Former South Carolina governor Nikki Haley announced today that she is quitting the presidential race – clearing the way for Donald Trump to clinch the Republican nomination and setting American voters up for a Biden-Trump 2020 rematch.

As she delivered a speech on Wednesday morning from her home state of South Carolina, she announced she was suspending her campaign — but refused to offer an endorsement to Mr Trump.

In her remarks, she insisted she has “no regrets” about her campaign’s trajectory, which spanned just over a year, as she referred to her Republican rival and his expectant ascension to becoming the party’s nominee.

“I congratulate him and wish him well. I wish anyone well who would be america’s president,” she said.

“Our country is too precious to let our differences divide us.”

The former UN ambassador also emphasised her political positions, saying that it’s a “moral imperative” that the United States stand by its allies in Ukraine, Israel and Taiwan, predicting that the “national debt will eventually crush our economy,” and demanding term limits for members of Congress.

The announcement comes after a series of losses and a particularly disappointing day on Super Tuesday, when Ms Haley managed to secure just one win over her Republican rival in Vermont.

Over the course of the primary cycle, Ms Haley emerged from a once-crowded GOP field to become the last person standing against the front-runner.

She consistently rose in the polls after stellar debate performances and received a lot of attention in the fall from wealthy donors and never-Trump Republicans, hoping that an alternative Republican candidate could become the 2024 nominee.

She also earned endorsements from New Hampshire Governor Chris Sununu, former 2024 candidate Asa Hutchinson, as well as the Koch network-backed super PAC Americans for Prosperity Action.

In December, however, the wheels began to come off her campaign as she made a series of what proved to be unrecoverable flubs.

When she was asked about the cause of the American Civil War in December, she failed to cite slavery as a primary issue.

In January, she repeatedly claimed that the US has never been a racist country.

Compared to Mr Trump or her other former GOP rivals, though, the former UN ambassador campaigned on a more moderate platform on issuing like gun restrictions and abortion rights.

However, some critics, including former 2024 rival Chris Christie, pointed out that she may not have distanced herself enough from Mr Trump throughout her campaign to really make her mark.

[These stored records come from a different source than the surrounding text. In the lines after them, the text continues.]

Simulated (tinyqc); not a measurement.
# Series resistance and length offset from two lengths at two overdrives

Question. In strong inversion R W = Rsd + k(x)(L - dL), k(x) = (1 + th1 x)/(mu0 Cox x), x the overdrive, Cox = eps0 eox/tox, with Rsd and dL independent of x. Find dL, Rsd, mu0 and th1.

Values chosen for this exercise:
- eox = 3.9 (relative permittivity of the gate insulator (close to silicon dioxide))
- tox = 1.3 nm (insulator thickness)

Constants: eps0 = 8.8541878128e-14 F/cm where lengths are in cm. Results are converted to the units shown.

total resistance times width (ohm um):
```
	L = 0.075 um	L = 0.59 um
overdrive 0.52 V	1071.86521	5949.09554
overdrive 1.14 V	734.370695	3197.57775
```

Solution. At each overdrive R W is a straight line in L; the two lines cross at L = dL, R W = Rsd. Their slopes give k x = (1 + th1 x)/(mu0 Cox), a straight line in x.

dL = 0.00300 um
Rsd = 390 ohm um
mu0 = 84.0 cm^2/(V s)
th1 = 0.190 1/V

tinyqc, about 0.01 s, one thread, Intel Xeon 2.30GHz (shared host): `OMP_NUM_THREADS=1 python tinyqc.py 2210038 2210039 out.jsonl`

Ms Haly said she would pardon the former president should she be elected and he be convicted of federal crimes and also neglected to condemn Mr Trump after he was found liable for the sexual abuse of former Elle columnist E Jean Carroll.

Despite clinging on to the number two spot in the race, Ms Haley took third place in the Iowa caucuses, trailing behind the former president and Florida Governor Ron DeSantis, who dropped out before the New Hampshire primary.

Ms Haley had put a lot of stock in the latter primary and made waves after telling those in the state that they could “correct” the results of the Iowa caucuses — even before that vote had taken place.

Nikki Haley at a campaign event on 2 March (REUTERS)
Nikki Haley at a campaign event on 2 March (REUTERS)

The former South Carolina governor had once squeezed within single digits of the former president in New Hampshire but that all changed after Iowa when polls showed that Mr Trump boasted a double-digit lead over her. She ultimately lost the Granite State by an 11-point margin.

Then came Nevada. In an arrangement that emerged from a disagreement, the state’s Republican party held a primary race and caucuses. Ms Haley ran in the former and, despite being the only prominent Republican candidate in the race, finished behind the “none of these candidates” option on ballot papers, a crushing humiliation.

Despite this series of losses, her campaign reassured she had no intention of dropping out.

She finally earned her first victory in Washington, DC, in early March and followed that up with a surprise win in Vermont on Super Tuesday but it all proved a case of too little, too late.

Her DC win sparked some speculation that she could shift to running as an independent as her path to clinching the Republican nomination became increasingly narrow with every primary race.

However, she quickly ruled out the possibility of joining a third-party ticket, telling reporters on 3 March: “I’m trying to really talk about a way forward for Republicans.”

She reassured her supporters: “You’ve only had three or four states that have voted up until now.”

Post-Super Tuesday, the former UN ambassador had amassed just 86 of the 2,429 Republican Party delegates available while the former president had 947 after winning the Iowa, US Virgin Islands and North Dakota caucuses and the New Hampshire, Nevada, South Carolina, Michigan, Idaho and Missouri primaries.

When Ms Haley entered the 2024 race, she became the first woman of colour to run for the Republican nomination.

Although her campaign suspension will mean she has fallen short of her goal to become the first female president, she accomplished another, less desirable, first: she lost her first-ever election.

Now, America braces for another Trump-Biden matchup, a contest for which the electorate appears to have little appetite.